6. Wil Wheaton, king of nerds, has a cameo in the beginning, with his wife even. Kelly Osborne was adorable. Vivica Fox is the strong heroine. Kari Wuhrer makes her comeback. Robert Hayes is the airplane pilot. Judd Hirsh is the taxi driver. And Kelly Ripa stabs a shark's head with her high heel on the set of her show. Awesooooome.


Curiosity killed the plane passenger

Summary: Sharknado 2 is freaking Awesome. Watching thousands of sharks get killed - makes me cheer.




I truly recommend you watch the full thing. But if you can't, or you like spoilers, here's the 10 min highlights. https://www.youtube.com/watch?v=ZGcwd0XbuzU

 

Peter Pan Live, Part 1: When Peter met Wendy


Peter Pan Live, Part 1- the 2014 Holiday Extravaganza on NBC

By Me and My Shadow

My son and I sat down Friday night to check out the newest holiday "classic" that we missed watching LIVE the night before on NBC. His observations are mixed in with the following synopsis.

It opens with a long, smooth pan shot (pun intended) of the rooftops of Victorian London homes, as if we were flying into the unlocked windows of the Darling home's 3rd floor ourselves. Well, we can't very well enter by the front door. There's no set for that. It's snowing outside and the exterior and interiors are decked out in pine and holly for the yule season. 

ACT I
The Darling Nursery Room, London

In the nursery room are three twin beds, fancy dressers and rugs atop rugs, because the bugs need to go under them and warm up. The "almost a grown up" daughter is Wendy (played by the daughter of Laura Palmer from Twin Peaks).

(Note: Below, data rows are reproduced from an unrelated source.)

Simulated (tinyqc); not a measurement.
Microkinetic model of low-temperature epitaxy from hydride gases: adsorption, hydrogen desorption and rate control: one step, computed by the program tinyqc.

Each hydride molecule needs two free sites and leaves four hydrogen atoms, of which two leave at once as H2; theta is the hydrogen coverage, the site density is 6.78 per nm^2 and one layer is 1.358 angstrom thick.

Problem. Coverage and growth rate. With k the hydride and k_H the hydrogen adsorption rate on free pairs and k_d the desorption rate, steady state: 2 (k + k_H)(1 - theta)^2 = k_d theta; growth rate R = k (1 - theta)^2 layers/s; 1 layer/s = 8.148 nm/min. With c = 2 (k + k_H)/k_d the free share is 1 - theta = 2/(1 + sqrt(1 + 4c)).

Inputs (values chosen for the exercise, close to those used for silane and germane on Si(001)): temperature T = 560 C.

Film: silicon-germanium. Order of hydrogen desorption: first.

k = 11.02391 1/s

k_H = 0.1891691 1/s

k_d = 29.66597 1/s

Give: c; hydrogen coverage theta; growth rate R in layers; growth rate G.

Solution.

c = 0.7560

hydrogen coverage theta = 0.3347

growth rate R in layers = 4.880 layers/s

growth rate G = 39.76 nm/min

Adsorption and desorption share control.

               Wendy                           Wendy's Real Mother
Her younger brothers are the stodgy John, who supposedly dislikes her but practices dancing with her, and the oh so adorable Michael, who still carries a teddy bear around at the age of 8, or whatever he is. They don't say much, just smile and look cute.

See what a brat the little one is?
Then their fancy pants parents come in to say goodnight before they go out to their fancy dress dinner party. There's a real dog named Nana who's the only governess, disciplinarian and protector of the children, as the parents are too busy. Conveniently, the dog pounces on the stuffy father who orders it out of the room, despite the mother's pleas to keep it in there. She explains in private that she wants it in the room for security.
Mother: I've seen a boy's face against the window.
Father: Poppycock. You're dreaming, you looney woman.
Mother: And there's a ball of light as big as your hand that flies around. When the boy left, Nana closed the shutters and we caught the shadow, so I put it in the dresser. I think he's coming back for it.
Father: Why not hang it out the window?
Mother: What would the neighbors think?
Father: Oh, no worse than the fantasy of a flying boy and twinkle hanging out of the window!
Father: Wait. How did the dog close the shutters?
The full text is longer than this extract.